New Formats, Shelf Space, VOD Among Industry Challenges3 Feb, 2005 By: Kurt Indvik
With this issue, we introduce Retail Pulse, a new regular department in which members of Home Media Retailing's Editorial Advisory Board respond to a question on timely issues impacting the home entertainment industry.
This week's question: What do you see as the greatest challenge to the packaged media business in 2005 and why?
Gary Arnold, SVP, Best Buy
As the DVD business is confronted with the future of the next generation, will the hardware and software suppliers find a way so the consumer is not confronted with a dilemma around multiple formats and only certain content being available on certain playback devices?
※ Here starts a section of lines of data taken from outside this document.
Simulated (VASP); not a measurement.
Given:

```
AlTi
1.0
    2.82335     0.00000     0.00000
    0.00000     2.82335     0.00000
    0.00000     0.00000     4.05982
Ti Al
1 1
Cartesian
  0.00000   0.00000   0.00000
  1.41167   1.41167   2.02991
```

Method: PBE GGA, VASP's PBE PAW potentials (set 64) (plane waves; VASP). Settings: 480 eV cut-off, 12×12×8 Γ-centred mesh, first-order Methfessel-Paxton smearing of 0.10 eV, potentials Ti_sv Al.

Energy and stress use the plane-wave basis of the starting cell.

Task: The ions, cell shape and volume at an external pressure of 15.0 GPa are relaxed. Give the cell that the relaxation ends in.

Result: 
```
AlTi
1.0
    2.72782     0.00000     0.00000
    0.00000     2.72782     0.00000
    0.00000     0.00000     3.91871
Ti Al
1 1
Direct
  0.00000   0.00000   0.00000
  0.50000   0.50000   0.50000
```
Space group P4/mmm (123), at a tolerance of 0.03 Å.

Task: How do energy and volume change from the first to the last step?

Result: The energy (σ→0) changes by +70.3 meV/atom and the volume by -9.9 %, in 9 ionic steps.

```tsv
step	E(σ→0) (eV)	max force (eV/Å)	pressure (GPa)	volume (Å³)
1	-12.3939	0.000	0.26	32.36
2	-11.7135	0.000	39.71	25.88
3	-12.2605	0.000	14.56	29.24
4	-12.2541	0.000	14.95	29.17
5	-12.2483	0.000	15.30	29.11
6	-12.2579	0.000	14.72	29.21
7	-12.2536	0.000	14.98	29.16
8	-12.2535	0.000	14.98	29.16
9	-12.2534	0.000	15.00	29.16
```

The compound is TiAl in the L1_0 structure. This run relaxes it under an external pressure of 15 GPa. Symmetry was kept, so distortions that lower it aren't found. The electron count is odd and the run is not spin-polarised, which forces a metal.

Gaming is about the launch of meaningful new technology such as PlayStation PSP, Xbox 2 and the challenges to have meaningful availability of both hardware and software to launch and establish these great new consumer products.
Bill Bryant, VP, Ingram Entertainment
For video specialty stores, it's about accurately forecasting the ratio of DVD and VHS necessary to satisfy consumer demand, while maximizing rental profitability, and, effectively increasing catalog sell-through inventories, developing merchandising and sales strategies to increase DVD for sale.
At mass merchants, the primary emphasis is on the DVD format, while closely monitoring the development of next-generation formats such as HD-DVD and Blu-ray Disc.
Grocery and drug chains must focus on creating promotions utilizing tie-in products to effectively compete with loss leader pricing in the market place and developing methods to effectively control shrinkage. Developing ways to increase emphasis on catalog DVD to improve category profits and to generate impulse sales is also a major challenge.
Chuck Gorman, VP, Barnes & Noble
The biggest challenge moving forward is how to maintain growth in DVD sales — how to continue to grow this business, and manage the introduction of HD-DVD and Blu-ray in a way that does not confuse customers are the great challenges for 2005.
Steve Hicks, VP, Hastings
The upcoming new formats of HD-DVD and Blu-ray could create confusion in the marketplace, keeping consumers from adapting quickly to any one format. Even the alternative delivery of movies via the mini-DVD format and the game systems that will play movies may further intimidate and confuse the consumer.
Besides this primary concern of consumer dissatisfaction, the rentailer/retailer will now be faced with space issues. Will we carry one title in up to five configurations — full screen, widescreen, HD-DVD, Blu-ray and mini-DVD?
The DVD was a format that was universally applauded and accepted. Will it remain so?
Adrian Hickman, Manager, TLA Video
2005 is looking like a “land grab” year on the retail side, whether through acquisition, merger, or direct competition. As usual, pricing has been the main battlefront, but with the maturation of the installed DVD player base, and the decline (but not yet disappearance) of the VHS camp, retailers have to be clever enough to look beyond price to keep packaged media dominant. In turn, manufactures are now looking for the big thing, feeling that the current model has just about reached it's potential.
The greatest challenge this year is to see all of the upcoming challenges as “opportunities.” Whether it is supply side — HD vs. Blu-ray, catalog deployment, increasing sales in a mature marketplace — or retail — creatively looking beyond price, building a desire for customers to own as well as rent, smartly managing your stock levels, keeping the “entertainment” factor in full swing — we must progressively keep the packaged media business as the preferred choice for the consumer's home entertainment.
Rick Timmermans, Director, Tower Records and Video
Video-on-demand (VOD) is here, and how we, as packaged media retailers, deal with the maturation process will play a role in the success of our business. Too often, the media jumps on new innovations and pumps them up to a level that promotes the perception that “everyone” is now using that new technology when in fact, it may take years for that technology to match the hype. That being said, we must understand that a number of our customers will certainly embrace VOD to some extent. How we deal with that customer is very important.
People enjoy getting in the car and going out to a movie. They enjoy browsing the bins at their local video store. They enjoy the social aspect, and they enjoy building their collections. Keeping each customer enthused and coming back is the No. 1 challenge we face. However, to achieve that, we must be willing and able to incorporate the new technologies into our business practice while maintaining our packaged media offerings.